@zLuki 2 substractions and 2 divisions? what if the sequence is consistent at the start but not in the middle? What if it the sequence breaks at the end of the sequence? They won't be a valid AP/GP anymore. Thus, you have to loop through the entire list to check. 2 check is not enough

LOL

Will do it.

sure

[0, 1, 0, 1, 0] --> 0 # none

Maybe -1?

Enforced 1 liner solutions will give this a 5, otherwise a 8 :)

Can you please make this a 6kyu one. Because I haven't seen any question as hard as this in 7kyu's.

I thought it was a 6kyu one. But the person approved it put it as 7kyu I guess. I cant do anything.

Too difficult to be a 7kyu.

No more issues, so we can approve?

Looks good :)

Fixed

[189, 0, 0, 0, 0]
-1 should equal 0

[681, 0, 0, 0, 0]
-1 should equal 0

[511, 0, 0, 0, 0]
-1 should equal 0

[188, 0, 0, 0, 0]
-1 should equal 0

[27, 0, 0, 0, 0]
-1 should equal 0

The tests are wrong again.

Are you just changing stuff at random hoping that this time it will be correct?

Done!!

It is correct. You can go and read any article on AP and GP.

No it is not. The Wikipedia article on arithmeric progressions doesn't list any limitations for a_1 or d, and googling for "arithmetic progression zero difference" gives results stating that a_1 = d = 0 is valid.

Also, it is amusing to hear this from a person who expected a list of zeros to be classified as a geometric progression when, according to Wikipedia (at least), it isn't actually one.

I am no math guy and the only source I used is Wikipedia, but from what I;ve read there:

• in a definition of an arithmetic progression, difference d is not constrained in any way and can be 0.
• in a definition of a geometric progression, ratio r is defined to be different than 0.
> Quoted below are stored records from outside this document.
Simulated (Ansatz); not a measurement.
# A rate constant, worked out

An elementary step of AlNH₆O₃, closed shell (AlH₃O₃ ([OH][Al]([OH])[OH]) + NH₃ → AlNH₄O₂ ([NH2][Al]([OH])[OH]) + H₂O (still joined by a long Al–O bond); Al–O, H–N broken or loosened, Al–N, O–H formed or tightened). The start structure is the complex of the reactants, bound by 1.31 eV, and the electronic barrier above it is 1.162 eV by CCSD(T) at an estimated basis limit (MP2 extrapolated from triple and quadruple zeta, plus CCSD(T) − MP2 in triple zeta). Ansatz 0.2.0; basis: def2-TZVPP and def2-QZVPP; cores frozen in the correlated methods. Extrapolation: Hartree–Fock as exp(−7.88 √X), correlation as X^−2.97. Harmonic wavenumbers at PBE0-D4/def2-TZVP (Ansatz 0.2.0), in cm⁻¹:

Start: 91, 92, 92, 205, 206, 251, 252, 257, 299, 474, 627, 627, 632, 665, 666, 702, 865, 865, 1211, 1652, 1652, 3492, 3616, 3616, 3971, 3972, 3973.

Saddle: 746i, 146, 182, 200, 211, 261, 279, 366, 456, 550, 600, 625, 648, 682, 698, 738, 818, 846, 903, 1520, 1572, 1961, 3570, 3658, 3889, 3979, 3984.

If these rules are correct, it would mean that:

• [42, 0] is a valid arithmetic progression with d=-42. It's not a valid geometric progression, because r would be 0
• [42, 0, 0] is not a valid arithmetic progression, and it's not a valid geometric progression because r would be 0
• [0, 0, 0] is a valid arithmetic progression with d=0. I am not sure if it's a valid geometric progression or not, because r can be anything, be it 0 or not. I think it's not a GP, I am not sure though.
• [42, 42, 42] is a valid arithmetic progression with d=0. It's also a valid geometric progression with a ratio of 1
• [-42, 42, -42, 42] would not be an arithmetic progression, but a valid geometric progression with r=-1

So basically cases with [x, 0, ...more zeros...] are nasty edge cases, because:

• when x is 0, it's AP but not a GP (examples: [0, 0], [0, 0, 0]). It's also different than [x ,x, x] because for x != 0 it's both AP and GP (example: [42, 42, 42])
• when x is not 0, things depend on its length
  • when length is 2, it's AP but not GP (example: [42, 0])
  • when length is more than 2, it's neither AP nor GP (example: [42, 0, 0])

Things depend on defintion, and maybe there are other definitions than ones I found on Wikipedia. But cases with trailing zeros are really tricky because answer depends on what's the first term, and what's the length of the progression.